Black History Month is a very interesting celebration

It’s held in the United States and Canada in February, and here in the United Kingdom in October. Different activities are used to highlight and celebrate the month – talks, symposia, parties, shows – and they usually mark the history of the Black race. The month is usually filled with a look back to a coloured (forgive the pun) past, and an evaluation of the present day for Africans and Caribbeans. However, I argue that the often-mentioned reason that we need some sort of period to be celebrated isn’t exactly why it’s needed.

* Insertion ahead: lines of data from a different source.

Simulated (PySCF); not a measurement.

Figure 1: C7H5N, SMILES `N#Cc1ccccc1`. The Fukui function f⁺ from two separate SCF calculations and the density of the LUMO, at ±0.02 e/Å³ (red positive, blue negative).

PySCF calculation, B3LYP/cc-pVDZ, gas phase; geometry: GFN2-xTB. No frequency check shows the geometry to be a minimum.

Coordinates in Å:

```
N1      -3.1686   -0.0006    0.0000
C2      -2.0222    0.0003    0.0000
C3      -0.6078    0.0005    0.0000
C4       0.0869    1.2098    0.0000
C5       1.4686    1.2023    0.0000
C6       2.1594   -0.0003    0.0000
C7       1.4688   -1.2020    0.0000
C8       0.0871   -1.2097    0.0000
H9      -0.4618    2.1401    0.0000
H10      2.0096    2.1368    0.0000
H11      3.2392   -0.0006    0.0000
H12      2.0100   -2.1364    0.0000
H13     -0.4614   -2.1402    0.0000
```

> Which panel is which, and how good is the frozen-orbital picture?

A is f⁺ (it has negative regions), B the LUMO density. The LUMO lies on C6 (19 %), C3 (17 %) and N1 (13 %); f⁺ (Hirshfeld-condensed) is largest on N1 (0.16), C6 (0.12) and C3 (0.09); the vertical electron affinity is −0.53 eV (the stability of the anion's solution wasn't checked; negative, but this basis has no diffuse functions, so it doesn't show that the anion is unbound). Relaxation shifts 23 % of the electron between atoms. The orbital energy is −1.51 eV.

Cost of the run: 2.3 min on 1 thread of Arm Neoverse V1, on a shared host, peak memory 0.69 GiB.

Several critics point out that other races do not have similarly allocated months to celebrate their history. Morgan Freeman, a popular black actor himself, has said that ‘’Black History is American history as well’’. I agree with him to a certain degree. It often happens that we use October as our ‘’guilt-pass’’. We soak up all the history we can, take our token freebie, and attend an event to show our acknowledgement of the cause. We often read up and are exposed to a greater degree of information on the subject, and take that as our allocation for the year. Societies are not exempt, and we use the month to have many events with the purpose of promoting culture, but the large majority ceases this once the calendar changes to November 1st. It is saddening that a very proud and interesting aspect of history has largely been constrained to a single month of celebration.

So why is this month important? I believe it only benefits the ignorant. The fact that a large number of us fail to understand that Africa is not a country, but a continent of over 50 sovereign and independent states, is still a sad fact. The fact that ‘‘African’’ is a language and not a demonym to reflect over a billion people with thousands of languages, is heart-breaking. The still prevailing notion is that Africa is an area where small children and large cities are dependent on foreign aid or that ‘’£1 can help this child eat for the next three days’’. I won’t even bother fleshing out the sad argument that many believe that Black History is just African History, forgetting the important Caribbean contributions that have also contributed largely to ‘Black History’.

How do we fix this? We should acknowledge that some statistics are sad and should be fixed. Corruption is rife, children are getting kidnapped, and there are areas without electricity, but we should not forget that these are problems that are not unique to the African continent alone. We should also remember the success stories. The giants of our culture and literature, the athletic heroes that have dominated and continue to dominate sports, and the progress we have made from ancient times.

The fact that certain cities are almost comparable to their western counterparts with luxurious hotels and electricity. The fact that some companies and leaders are beginning to prove that we are not a barren wasteland but that there are solutions to the problems we face. The fact that we have fashion and entertainment industries worthy of attention and that we really do know how to enjoy yourselves. We should celebrate this.

At the African and Caribbean Society, we did this with an event called Showcase, where, in partnership with the Barts and the London African and Caribbean Society, we put on a talent show and competition with £300 in prizes. We celebrated hidden heroes and also had a tribute segment to those who had passed on in the year (Fallen Heroes). The Boffin Society also had an event which highlighted the issues with talking about race in the scientific community, dealing with stereotypes and explaining different phenomena. Events like these, with more varied and innovative examples of history, show a different side to Black History Month.

I believe that Black History Month is important because it helps those who haven’t had the chance to learn about a culture different to their own. Black History is still part of World History and is not more or less important than any of the other aspects we have. It also helps those of us in the diaspora know more about an area that will always, to a certain degree, be home. It also helps those who do not know about different cultures to learn and be intrigued. But more importantly, there are now universally held notions that need to be corrected and challenged.

This month gives us a mandatory opportunity to correct, inform, and educate those who need to be taught how different stories are from reality. There are many beautiful cultures in our world, and we should learn the truth about them all. Black History month may not be all encompassing of this, but it is definitely a good place to start.